Legal Online Editorial Cartoon by Manix Abrera


In a matter of hours, the recently-signed Cybercrime Prevention Act of 2012 will become effective – and with it, the beginning of another tribulation the likes of which have never been thought possible during the dark days of the martial law regime.

And yet, the public outrage is off the charts.
UN internet freedom is a right

What does this mean to you? It means that we are being denied of a right to express ourselves online… for the wrong reasons too. Simply sharing or liking post that the government deems offensive can net you some jail time? Is tweeting a grievance a criminal offense now?

This started because a certain senator plagiarized passages from a blogger and a famous US president into his speeches – and later said about the blogger “blogger lang yon.” Such brazen nonsense from him, yet he continues to dig his head into the sand, say he doesn’t get the revulsion against him and denies that he or anyone in his staff inserted a provision against online libel at the last minute. It’s a safe bet he is just waiting for the law to go into effect and he will go on a counterstrike – the sign of a cowardly and bitter old man. He’s in the same boat as the PNP who denies that they made these statements:

It is also hard to believe that our Supreme Court, in its first major test since the impeachment of Renato Corona, declined to issue a temporary restraining order against the Act. These justices have apparently forgot the one provision in our Constitution that actually targets these kinds of laws:

Section 4. No law shall be passed abridging the freedom of speech, of expression, or of the press, or the right of the people peaceably to assemble and petition the government for redress of grievances.

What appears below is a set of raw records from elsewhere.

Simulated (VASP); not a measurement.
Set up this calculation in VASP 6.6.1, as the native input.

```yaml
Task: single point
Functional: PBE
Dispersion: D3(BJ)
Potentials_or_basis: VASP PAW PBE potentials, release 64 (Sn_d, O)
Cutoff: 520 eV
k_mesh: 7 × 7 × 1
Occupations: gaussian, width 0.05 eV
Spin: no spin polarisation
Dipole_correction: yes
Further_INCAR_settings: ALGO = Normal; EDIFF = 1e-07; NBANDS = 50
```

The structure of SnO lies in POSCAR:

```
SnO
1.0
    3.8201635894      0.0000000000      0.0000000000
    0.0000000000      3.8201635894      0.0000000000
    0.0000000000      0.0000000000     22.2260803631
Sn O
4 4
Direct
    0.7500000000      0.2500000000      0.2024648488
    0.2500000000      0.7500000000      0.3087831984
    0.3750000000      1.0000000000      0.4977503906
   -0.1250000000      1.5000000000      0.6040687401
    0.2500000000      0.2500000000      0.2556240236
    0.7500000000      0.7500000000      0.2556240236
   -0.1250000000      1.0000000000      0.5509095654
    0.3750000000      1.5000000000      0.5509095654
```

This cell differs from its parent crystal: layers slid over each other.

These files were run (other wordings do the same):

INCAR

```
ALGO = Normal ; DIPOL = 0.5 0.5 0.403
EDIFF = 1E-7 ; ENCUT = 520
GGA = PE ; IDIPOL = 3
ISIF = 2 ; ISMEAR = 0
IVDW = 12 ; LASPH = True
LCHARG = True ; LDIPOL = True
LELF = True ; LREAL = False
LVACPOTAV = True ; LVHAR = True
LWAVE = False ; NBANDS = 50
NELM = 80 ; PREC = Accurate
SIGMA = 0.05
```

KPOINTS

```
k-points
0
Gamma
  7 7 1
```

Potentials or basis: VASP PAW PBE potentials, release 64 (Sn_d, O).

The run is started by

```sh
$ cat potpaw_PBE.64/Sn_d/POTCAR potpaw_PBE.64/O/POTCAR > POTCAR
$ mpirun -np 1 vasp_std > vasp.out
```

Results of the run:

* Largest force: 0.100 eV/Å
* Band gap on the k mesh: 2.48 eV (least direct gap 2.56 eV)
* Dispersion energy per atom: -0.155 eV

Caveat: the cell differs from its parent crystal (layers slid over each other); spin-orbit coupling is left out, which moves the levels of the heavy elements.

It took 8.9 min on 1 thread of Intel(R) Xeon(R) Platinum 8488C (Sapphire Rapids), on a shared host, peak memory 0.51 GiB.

To the Emilian, what does this law mean? The EAC administration will simply use this law to further crack down on our freedoms – to stop dissent against them. We wouldn’t be able to even speak up without the school stifling our rights. This is the revival of a time when our admin only listened to people it only wanted to hear from and a time when our publication was corrupted to serve them.

For our government, who speaks big about transparency and accountability, signing this law is a major step back without our president even knowing it. Some of our government officials have invested time to establish a social media presence to better interact with the public. If we make honest criticisms against them, would the authorities use this law to smoke them out? It is understandable that the law aims to stop crimes that have become too apparent in today’s wired world. Punishing those who commit online piracy, child pornography, cybersex, identity theft, proliferation of spam and plagiarism we can take but online libel we cannot. What is our government afraid of? That a redux of EDSA Dos done like the Arab Spring – a series of revolutions that spread like wildfire over social media – would come their way? Are they shaking in their boots now that the people have spoken up? They do, they just don’t want to admit it.

We have the power to be responsible in what we post as long as what we publish is backed up by solid evidence – but suddenly declaring it a crime to criticize wrongdoings or speaking up for our rights is the height of stupidity. Are we going to wake up one day and log in to our Facebook accounts to find a subpoena in our inbox – worse, we can’t even access the site at all? We may not care how countries like China and Iran treated their netizens and exercised their Internet controls, but this in all honesty we can say … it is not that farfetched for our short-sighted government and security apparatus to emulate how they did it. And this is a country who has one of the freest democracies in Southeast Asia and started a trend in non-violent revolutions long ago, not to mention being a member of the United Nations Human Rights Council, no less!

Eto ba talaga ang gusto mong Daang Matuwid, PNOY? Daang itinuwid sa paglilipol ng mga pambabatikos sa iyong pamumuno? Daang itinuwid sa pamamagitan ng isang batas na bigla-biglang napatupad kung kailang may mga mas importante pang panukalang nakabinbin sa Mababang Kapulungan? Sana makatulog ka ng mahimbing at hindi ka multuhin ng mga magulang mo ngayong gabi, dahil kung buhay pa sila, kahit sila hindi rin sasangayon sa ginagawa mo.

NO TO CYBER MARTIAL LAW! JUNK RA10175!